Our Family Holiday: Like Home, But More So

We have just had our first family holiday in five years. Nothing grand. A week in Scotland, fighting off midges and dodging the showers. We are lucky. Many people, in Britain and beyond, will be responding to austere times by staying at home this summer.

The ‘staycation’ – taking a vacation from work without leaving home – can be a tempting holiday option when you have small children. The thought of negotiating an airport departures hall with a two, four, six, eight, nine and 13-year-old in tow, is too awful to contemplate.

So we chose somewhere we could drive to. Even then, loading up the VW Transporter for a few days north of the border, represented quite an effort. We have what American generals during the Gulf War used to call a ‘long logistics train’.

It was a 10-hour-long journey to our destination in Argyllshire. My husband had vetoed the purchase of portable DVD-players. “Children are so over-stimulated,” he pronounced, “sometimes it’s good for them to get a little bit bored”. I was tempted to ask whether he was sticking with that philosophy when the children began what sounded like a mini-riot as we crossed into Cumbria on the M6.
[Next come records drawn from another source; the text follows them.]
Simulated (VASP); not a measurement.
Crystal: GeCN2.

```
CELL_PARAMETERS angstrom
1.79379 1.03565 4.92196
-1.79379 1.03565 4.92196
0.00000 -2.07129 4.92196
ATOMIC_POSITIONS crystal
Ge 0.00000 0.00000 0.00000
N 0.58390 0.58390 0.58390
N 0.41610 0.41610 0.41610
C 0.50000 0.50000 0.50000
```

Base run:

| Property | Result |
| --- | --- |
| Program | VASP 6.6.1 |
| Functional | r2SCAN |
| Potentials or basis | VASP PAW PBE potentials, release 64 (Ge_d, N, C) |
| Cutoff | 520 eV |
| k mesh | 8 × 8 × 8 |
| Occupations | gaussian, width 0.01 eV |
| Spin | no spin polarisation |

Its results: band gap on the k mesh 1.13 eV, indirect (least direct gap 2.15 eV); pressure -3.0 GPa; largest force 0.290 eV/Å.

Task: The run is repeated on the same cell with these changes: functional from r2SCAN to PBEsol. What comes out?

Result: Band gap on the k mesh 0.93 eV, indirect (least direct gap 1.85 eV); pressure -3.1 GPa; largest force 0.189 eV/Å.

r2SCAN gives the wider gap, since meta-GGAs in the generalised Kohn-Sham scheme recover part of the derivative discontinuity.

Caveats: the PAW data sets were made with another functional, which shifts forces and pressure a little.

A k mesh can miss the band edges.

But we made it in one piece, with no travel sickness. There was even a game of I-Spy as we drove beside Loch Lomond. Proof, perhaps, that mild adversity (well, boredom) can be the mother of invention.

Our home for the week was part of a house where an old work colleague, his wife and daughters, now live. A decade ago he quit his stressful London media job for a quieter life in his native Scotland, swapping a relatively modest home in the south-east of England for a rambling farm not far from Iona, where Saint Columba took early Christianity to the Picts.

Not everyone likes to holiday in what is, ostensibly, the home of another person. But we loved the chance to be somewhere different, using it as a base to explore some beautiful countryside and rocky beaches.

And, most of all, it was a bonding experience. Children do not always get our fullest attention as we wrestle with the laundry or spend our days shuttling one of them to and fro;  a friend’s birthday party here and an after-school club there. But this week it was simply us and them, without the distractions provided by friends, neighbours, playdates, parental commutes or domestic tasks.

Perhaps, most of all it was a bonding experience for our children. For them, there was no getting away from one another. You cannot run-off to sulk in your bedroom when you are on a forced march through the heather. As my husband put it: “This is like home, just more so.”